High Tech Sensor System Maps Oceans - WLOX.com - The News for South Mississippi

09/17/03

High Tech Sensor System Maps Oceans

New technology will allow scientists to take detailed pictures of coastal waters.

The mapping system was unveiled Wednesday at Stennis International Airport. It uses airborne lasers and computers.

The high tech project will benefit both the US Navy and the Army Corps of Engineers.

The Naval Oceanographic Office proudly hosted a ceremony celebrating CHARTS. That stands for Compact Hydrographic Airborne Rapid Total Survey.

"The absolute high end state of the art best that has ever been built airborne laser bathymetric system", said Dr. Grady Tuell, whose company helped develop the project.

The mapping system is installed aboard an airplane. In the simplest terms, the technology uses lasers to measure and map the ocean floor. The bottom of the plane has an opening for the laser gear and digital camera.

Bob Pope is program manager for the CHARTS project.

"It's a single seat operation. Data is collected onto redundant, removable hard drives that go back to an office for processing when the flight's over with," he explained, while giving a tour of the on board equipment.

Special software converts the laser data into three dimensional pictures of the water bottom or a surveyed coast line.

The military will use the new system for naval warfare. It provides "information superiority".

"The thing is fast, it's efficient. It has a better than one to one collection to processing ratio. It covers huge areas very rapidly. And it gets to some data the Navy really needs nowadays," said Philip Renaud, with the Naval Hydrography Program.

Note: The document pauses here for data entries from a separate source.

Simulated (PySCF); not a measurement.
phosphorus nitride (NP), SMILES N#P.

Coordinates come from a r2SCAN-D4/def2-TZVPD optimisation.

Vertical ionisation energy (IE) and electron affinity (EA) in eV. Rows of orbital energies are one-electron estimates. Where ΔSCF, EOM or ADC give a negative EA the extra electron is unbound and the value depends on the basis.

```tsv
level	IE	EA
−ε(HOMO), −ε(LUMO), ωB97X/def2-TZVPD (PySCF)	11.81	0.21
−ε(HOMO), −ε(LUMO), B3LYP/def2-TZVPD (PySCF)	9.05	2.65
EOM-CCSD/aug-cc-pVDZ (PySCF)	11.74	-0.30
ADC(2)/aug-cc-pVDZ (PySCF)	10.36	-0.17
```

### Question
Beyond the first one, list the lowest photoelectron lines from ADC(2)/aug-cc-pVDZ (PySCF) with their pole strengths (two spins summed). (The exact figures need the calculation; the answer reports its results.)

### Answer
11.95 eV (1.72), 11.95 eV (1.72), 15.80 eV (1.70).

But the system is more than military. The Army Corps of Engineers will use CHARTS for an ongoing coastal mapping operation. It can also measure coastal changes.

"Just think about this capability after Isabell makes landfall and changes our nation's coast line," said the commander of the Naval Oceanography Office.

Though the system isn't cheap, a commercial version costs about three and a half million dollars, scientists and the military say it's more than worth it for the huge amount of information it provides.

Along with the lasers, the system includes a special digital camera. The camera shoots an image each second the airplane is flying.